They responded, all of them, to the crisis sweeping across society as commercialism stirred the pot and rulers moved to squeeze more out of peasants and artisans. Religion, as everyone learned first hand, had become a naked rationalization for accelerated exploitation, often accompanied by war. The morals of the upper class were laughable. And any serious effort at change was drowned in an ocean of blood.
But until recent decades, Bosch has never been thought of as a revolutionary moralist. His half-human beasts and careful depiction of suffering were viewed instead as the condemnation of Original Sin, or as the sour views of a disillusioned genius. No such thing.
Let’s begin with the painter himself. No one knows when he was born, but 1453 is the latest estimate. He seems to have lived nearly all his life in Hertogenbosch (thus the adopted name), in what is now Belgium. His birth name give us the clue that his family had emigrated from the German province of Aachen, and indeed, his grandfather and father were, like himself, officially registered as local painters.
Hertogenbosch was not on anyone’s Main Drag. It was set off at great distance, for the day, from the artistic centers of Bruges, Louvai and Turnai. But neither was it a sleepy rural zone. On the contrary, the town was modestly famous for its cloth and metal manufacture. Like other regions of the Low Countries, it would be racked with spiritual and social unrest in the generations to come. Already by Bosch’s youth, it had given forth the society that commissioned his works: the Brotherhood of Our Lady.

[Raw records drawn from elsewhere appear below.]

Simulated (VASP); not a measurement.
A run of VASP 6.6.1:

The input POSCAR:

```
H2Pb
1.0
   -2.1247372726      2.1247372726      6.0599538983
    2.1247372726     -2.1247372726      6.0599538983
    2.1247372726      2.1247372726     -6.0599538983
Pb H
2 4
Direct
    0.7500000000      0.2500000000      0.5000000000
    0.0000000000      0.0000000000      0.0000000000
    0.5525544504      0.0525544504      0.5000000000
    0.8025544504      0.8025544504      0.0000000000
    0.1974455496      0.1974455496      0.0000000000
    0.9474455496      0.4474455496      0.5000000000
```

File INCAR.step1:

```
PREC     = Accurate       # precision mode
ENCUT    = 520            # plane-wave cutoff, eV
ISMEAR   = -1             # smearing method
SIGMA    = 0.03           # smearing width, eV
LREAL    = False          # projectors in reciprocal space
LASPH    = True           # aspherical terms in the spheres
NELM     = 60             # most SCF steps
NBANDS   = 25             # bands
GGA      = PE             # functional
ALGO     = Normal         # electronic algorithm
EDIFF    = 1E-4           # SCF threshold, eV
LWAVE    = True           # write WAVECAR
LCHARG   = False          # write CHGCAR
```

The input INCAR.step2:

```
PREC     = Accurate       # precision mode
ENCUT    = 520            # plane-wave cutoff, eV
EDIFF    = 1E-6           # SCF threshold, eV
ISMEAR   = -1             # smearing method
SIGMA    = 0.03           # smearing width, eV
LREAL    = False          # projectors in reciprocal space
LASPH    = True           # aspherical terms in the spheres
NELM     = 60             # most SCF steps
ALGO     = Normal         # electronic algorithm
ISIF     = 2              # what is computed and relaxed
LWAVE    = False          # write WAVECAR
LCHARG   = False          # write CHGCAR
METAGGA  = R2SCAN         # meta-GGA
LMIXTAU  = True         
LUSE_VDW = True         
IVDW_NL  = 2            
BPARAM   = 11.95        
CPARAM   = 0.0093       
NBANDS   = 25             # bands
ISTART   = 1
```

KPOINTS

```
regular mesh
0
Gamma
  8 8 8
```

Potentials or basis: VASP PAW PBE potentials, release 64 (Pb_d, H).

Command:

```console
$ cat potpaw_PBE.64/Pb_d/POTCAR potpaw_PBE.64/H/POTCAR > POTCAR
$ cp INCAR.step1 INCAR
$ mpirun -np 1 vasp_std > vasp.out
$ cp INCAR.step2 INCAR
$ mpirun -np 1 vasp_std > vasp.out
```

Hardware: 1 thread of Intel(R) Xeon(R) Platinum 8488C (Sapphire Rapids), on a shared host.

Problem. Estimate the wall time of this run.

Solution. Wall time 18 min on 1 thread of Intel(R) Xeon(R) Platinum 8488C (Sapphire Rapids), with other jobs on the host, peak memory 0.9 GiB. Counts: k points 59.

Was it radical or even reformist? We don’t know, but there is a tantalizing hint in its charismatic leader and apparent confidante of Bosch, a Jewish convert who, after a few tumultuous years, returned to Judaism. Why should that matter? Because in so many other cases but most of all in the reinventor of the dialectic, Jakob Boehme (who comes a century or so later, on the Eastern fringes of today’s former East Germany), the wholesale reinterpretation of the Biblical drama in the cosmic terms of Jewish mysticism is altogether crucial.
“If you know it to be true, you learned it from a Jew,” as the witticism went (simultaneously, of course, with the anti-Semitism roused by the Crusades and used frequently by Church and rulers to provide an outlet for public rage). I can’t prove this point, but it is evident enough in the famous or notorious paintings.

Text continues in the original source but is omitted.